Solar Water Heater:
My solar swimming pool water heating project is still a work in progress. I now circulate water through 200 feet of pvc tubing mounted in the attic of my storage shed. I pump cool water from the pool, circulate it through the pvc heat exchanger, and return the heated water back into the pool.
The system heats the water nicely, but I seem to have too much pool for the small amount of hot water I’m producing. I’m using an ordinary garden hose for the water input, and it has a tendency to collapse under the vacuum that the pump creates. This restriction lowers the output of the system. I may put this project on hold, since heating the pool water is not necessary this time of year. I suppose I'll work on it again this fall, or next spring.
Home Heating with Corn:
My corn stove saw limited use last winter due to the high cost of corn. Corn was about $2.50 per bushel when I installed the stove, but it’s currently about $7.00 per bushel. The sharp increase was due to the huge demand for corn by the ethanol industry. I expect the cost of corn to decline as cellulosic ethanol plants come on line, and I’ll once again be able to economically use the stove.

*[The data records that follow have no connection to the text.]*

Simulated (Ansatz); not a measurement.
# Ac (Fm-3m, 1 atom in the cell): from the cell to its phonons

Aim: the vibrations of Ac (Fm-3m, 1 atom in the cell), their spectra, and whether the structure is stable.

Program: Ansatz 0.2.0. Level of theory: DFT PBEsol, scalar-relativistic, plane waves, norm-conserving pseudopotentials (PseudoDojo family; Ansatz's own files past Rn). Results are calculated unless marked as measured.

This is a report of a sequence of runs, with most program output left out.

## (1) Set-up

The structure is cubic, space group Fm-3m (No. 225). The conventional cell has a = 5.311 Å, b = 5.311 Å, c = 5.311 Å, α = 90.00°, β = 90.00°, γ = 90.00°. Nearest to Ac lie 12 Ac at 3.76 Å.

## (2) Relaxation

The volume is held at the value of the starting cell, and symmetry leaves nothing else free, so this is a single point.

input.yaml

If the price of corn remains high, I might try growing it myself (again). I've recently purchased my first piece of equipment to help with the process, an old corn sheller. I found the sheller at an antique store. This should be well worth the 20 dollars I paid for it.
My PV System Automation and Battery Charging:
Summer has arrived, and hot weather has resulted in an increased demand for electricity. My utility rate plan has me paying for electricity based on demand, and the rate has exceeded .17 per kwh a few times. However, my nighttime rates have been surprisingly low, sometimes below .01 per kwh. To take advantage of this large discrepancy, I sometimes charge my batteries at night and use the stored energy to run my refrigerator and freezer during the day when utility rates are high. It seems that switching to a variable electricity rate plan has paid off, and that my load shifting plan is working. Here are some statistics:
My cost for the electricity I used in June of 2008 was $65.38.
My cost for the electricity I used in June of 2007 was $116.31.
I used 625kwh of electricity in June of 2008.
I used 1127kwh of electricity in June of 2007.
Other PV System Statistics:
I currently have 5 – 85 watt PV panels on my roof. I’ve not yet adjusted the angle for the summer sun, so they’re not pointed at an optimal angle. I waited a little too long to do this, and now I want to avoid walking on the roof while the shingles are hot. Later this year I’ll add another PV panel, and I’ll adjust the angle at that time.
In addition to the inefficiency caused by a less-than-ideal angle, I’ve noticed the effect of temperature on the PV panels. I seldom see PV panel current exceed 22 amps. I’ve seen panel current exceed 25 amps during cold weather.
System output averages a little more than 2kwh per day, or about 10% of my total household usage, but that is with a boost from the battery charger. I’m pretty happy with this free, and low-cost, electricity.
Some say that unless utility rates are exceptionally high, and renewable energy incentives are exceptionally good, the payback for a solar PV system might be in excess of 25 years. But for those of us who do most of the labor ourselves, and explore ways to improve efficiency, payback can be much quicker. At the same time we benefit from a system that shelters us from utility failures. We can stay comfortably in our homes at a time when others need to abandon theirs. We can keep our refrigerators and freezers running, protecting our food from spoiling. We can keep our communications and entertainment equipment working, and protect our property and belongings. I don’t dwell on the payback period. My system has already paid for itself as far as I’m concerned. My systems can keep me comfortable in my home regardless of outside weather, or disruptions of any of my utilities. My systems are far from complete, but are improving with time. In the not-to-distant future I’ll be able to cut my transportation expenses thanks to my PV system. Perhaps one of these days I’ll be able to pull the plug on all outside services.